Remember when, during the 2008 elections, then-Senator Barack Obama was greeted by hundreds of thousands of excited Germans during his visit to Berlin? Well, the American honeymoon in Bavaria appears to be over. After the recent news implicating the United States in a phone-bugging scandal targeted at German Chancellor Angela Merkel, now-President Obama might still draw a crowd in Berlin, but more likely one that would express a far more displeased demeanor than in ‘08.
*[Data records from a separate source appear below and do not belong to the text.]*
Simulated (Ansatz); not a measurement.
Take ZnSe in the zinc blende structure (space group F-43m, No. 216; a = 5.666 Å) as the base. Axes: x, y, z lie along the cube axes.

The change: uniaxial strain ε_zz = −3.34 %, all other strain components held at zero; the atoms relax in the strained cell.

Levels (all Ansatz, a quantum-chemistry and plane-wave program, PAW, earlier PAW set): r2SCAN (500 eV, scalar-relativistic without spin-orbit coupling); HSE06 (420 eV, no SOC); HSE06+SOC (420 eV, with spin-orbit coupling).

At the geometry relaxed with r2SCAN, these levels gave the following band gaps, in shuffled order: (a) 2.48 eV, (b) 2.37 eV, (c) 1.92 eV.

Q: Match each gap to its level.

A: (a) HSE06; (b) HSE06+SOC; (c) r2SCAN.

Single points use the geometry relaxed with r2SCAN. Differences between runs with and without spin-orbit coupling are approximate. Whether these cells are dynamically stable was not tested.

But Chancellor Merkel isn’t the only one whose phone calls are the subject of Big Brother’s watchful eye. The Guardian newspaper recently published a highly classified U.S. court order that allows the NSA access to the entirety of Verizon’s phone records. That doesn’t mean the government is listening in (as was the case with our ally in Germany), but it did receive all phone numbers with outgoing or incoming calls, as well as the identifying serial numbers of the network’s active cellphones. This means Uncle Sam knows which phones are being used even if customers change their numbers.
But this isn’t something new. In 2006, USA Today reported that the NSA was secretly collecting the phone call records of tens of millions of Americans, but eventually distanced itself from the story after some phone companies denied their complicity. The recent document released by The Guardian, however, offers credence to USA Today’s abandoned story.
So what, you may be asking as an astute law student, is the legal basis for this vast compromise in our privacy? In a normal wiretap setting, a government intrusion into a private phone call would require probable cause. But not here. The seizure of this information was authorized by the Foreign Intelligence Surveillance Court, which operates under a different standard, and among the differences, probable cause is not required. The Foreign Intelligence Surveillance Act (FISA) of 1978 created this shadowy monster, and judges hear secret evidence and authorize wiretapping, search warrants and other clandestine efforts to monitor suspected or known spies and terrorists.
So if the standard required to access this information is not probable cause, what is it? For that, we have to look to the—you guessed it—the Patriot Act. Specifically, Section 215 of the Patriot Act allows the government to order any person or entity to turn over “any tangible things,” so long as the FBI “specif[ies]” that the order is “for an authorized investigation . . . to protect against international terrorism or clandestine intelligence activities.” Under that provision, the government must show that there are “reasonable grounds to believe” that the records are relevant to an investigation intended to “protect against international terrorism or clandestine intelligence activities.” Awesome, right? I thought you’d find that comforting.
So to Chancellor Merkel, I say this: we feel your pain. And while I have no doubt that Section 215 of the Patriot Act has probably somehow aided in the interception of terrorist plots, the possible negative implications are difficult to understate. And while the acts of the NSA constitute a deep violation of Chancellor Merkel’s personal privacy as well as an affront to the diplomatic relationship between our two countries, at least President Obama didn’t giver her a super-sexy shoulder rub, like a certain other fan of the Patriot Act.